Monday 5 October 2009

What's behind the DUP curtain?


OK - hands up if you're glad that Martin McGuinness got fed up with the DUP dragging their heels on devolution of policing and justice? Right. That's everybody except the little man wearing an Alliance Party badge who says there's much to be said on both sides. Me, I think it's time. An objective consideration of the exchanges between the DUP and Sinn Fein over the past two years will show that Sinn Fein, if not bending over backwards to be pleasant to the DUP, have come dangerously close at times to stooping down low before them, and we know where that got some other people a while back. For their part, the DUP have gone back to the animal terminology: the Shinners need to be house-trained. That, I think, was Trimble's line originally - remember old David? Ah me. Seems like a lifetime ago. But of course Big Ian was using the same kind of language a bit more skilfully - remember that time he told a visitor to Stormont that if he wasn't able to eat all that was put in front of him, he'd give it to 'the deputy' and 'he'd gobble it up'. Get that? A small ravenous dog that greedily fastens on anything the humans may put in front of it. That's you, deputy. You're a dog. You need to be house-trained. And so do the members of your party.

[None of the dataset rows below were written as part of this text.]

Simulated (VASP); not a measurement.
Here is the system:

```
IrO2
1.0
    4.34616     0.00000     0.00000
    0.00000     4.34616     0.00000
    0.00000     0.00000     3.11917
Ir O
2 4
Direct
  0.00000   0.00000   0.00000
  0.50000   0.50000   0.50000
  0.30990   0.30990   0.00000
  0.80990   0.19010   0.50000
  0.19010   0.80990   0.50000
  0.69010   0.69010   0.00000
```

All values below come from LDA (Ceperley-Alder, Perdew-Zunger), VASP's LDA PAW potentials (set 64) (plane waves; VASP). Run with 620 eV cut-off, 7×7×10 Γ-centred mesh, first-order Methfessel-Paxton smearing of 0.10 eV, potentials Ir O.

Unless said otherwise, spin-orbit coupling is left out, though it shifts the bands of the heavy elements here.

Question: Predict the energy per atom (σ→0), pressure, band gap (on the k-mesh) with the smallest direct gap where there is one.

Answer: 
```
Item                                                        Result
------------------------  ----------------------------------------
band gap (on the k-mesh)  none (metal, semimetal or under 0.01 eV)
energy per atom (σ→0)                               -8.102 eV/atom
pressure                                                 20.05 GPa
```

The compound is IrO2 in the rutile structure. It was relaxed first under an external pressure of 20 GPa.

These little DUP outbursts are helpful because they remind us, not how hard it is for some unionist politicians to share power with republicans, but how difficult they find it to regard republicans (and maybe nationalists too) as human beings. Maybe that's the secret dear old Charlie Haughey knew when he described Northern Ireland as a 'failed political entity'. If in your deepest heart you think your opponents are sub-human, the whole idea of equality in the state, much less sharing power, is unthinkable. Scary line of thought, eh? It's like pulling back the curtain in the Wizard of Oz, to discover not a loveable old guy but something smelly and monstrous.